That’s exactly what’s happening. My friend text me to update me on things, and as it turns out, her mother said that if she can’t have things the way she wants, she won’t go to the wedding. To make matters worse, she’s also tried to discourage other relatives from attending in an effort to drive the point home that she wants things her way. It’s something my friend has said that she’s cried about. A lot.

I had never heard of such antics, particularly from the bride’s mother of all people. But making a fuss about wedding invites, so much so that a relative decides not to attend because they can’t get their way, isn’t new. Within the last month, I’ve seen the turmoil such decisions can cause a family on multiple reality shows. There was Michael Conrad Braxton Sr., the patriarch of the Braxton family, who decided not to attend Trina’s wedding because of the fact that he couldn’t bring his second wife. This is the woman he had a long relationship with during his marriage to Ms. Evelyn. All five daughters assumed that it was their father’s wife who kept him from attending Trina’s wedding, but in reality, it was a decision he made to make a statement. The statement was that his children were not going to tell him who he could bring around and what he could do. Despite trying to put his foot down, he didn’t make it known years ago. Instead, he allowed his family to assume it was his wife who encouraged him not to come around, letting her take the fall. The women were shaken, particularly Trina and Tamar.

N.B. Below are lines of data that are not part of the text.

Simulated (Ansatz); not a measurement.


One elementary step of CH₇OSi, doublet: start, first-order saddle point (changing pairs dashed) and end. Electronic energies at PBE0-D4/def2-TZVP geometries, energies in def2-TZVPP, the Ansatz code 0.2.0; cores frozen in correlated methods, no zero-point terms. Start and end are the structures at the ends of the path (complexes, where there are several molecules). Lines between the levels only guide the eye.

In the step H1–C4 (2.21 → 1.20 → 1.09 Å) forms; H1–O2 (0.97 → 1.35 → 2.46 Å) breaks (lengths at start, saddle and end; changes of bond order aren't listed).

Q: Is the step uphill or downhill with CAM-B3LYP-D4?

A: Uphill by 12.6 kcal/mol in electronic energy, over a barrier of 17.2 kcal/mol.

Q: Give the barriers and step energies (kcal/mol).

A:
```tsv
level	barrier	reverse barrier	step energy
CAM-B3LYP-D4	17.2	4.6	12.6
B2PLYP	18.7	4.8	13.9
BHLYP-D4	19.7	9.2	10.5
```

And on the current season of Married at First Sight, Sheila Downs (who is married to Nate Duhon) has been quarreling with her sister, whom we haven’t seen on the show. Her sister didn’t attend the wedding because out of the 25 people Downs could invite to the ceremony, she didn’t have enough room to invite her sister’s long-time boyfriend. As she put it, she’s only had a few conversations with her sister’s boyfriend over the years, and out of all of her favorite people she wanted present when she married a man she was meeting for the first time, he wasn’t one of them. Her sister, angered at the move, made it clear that if her man could be present, she wouldn’t be either. It created a rift in their relationship (her sister allegedly said some pretty harsh things), so much so that their parents tried to get involved.

In all of these cases, I couldn’t imagine having a wedding without my sister, my father or my mother present. However, there was a sensible reason in every case, why these people couldn’t bring the guests they wanted. Sheila Downs wanted the people in the room with her on her big day to be those she’s closest to. Trina Braxton didn’t want the woman her father cheated and caused their mother a lot of pain with to be there, with Ms. Evelyn present as well, on her wedding day. And my friend, well, she couldn’t afford to rent a space for her reception that could fit 200 people. In each situation, certain decisions were made because that is what the bride and groom desired. Considering that the entire day is about them and about creating positive memories and not going broke, you would hope that your family, of all people, would understand and not try and throw a wrench into things, making it about them instead.

But with all that being said, what happens when they don’t understand? Must the show go on or is it important to try and meet them halfway?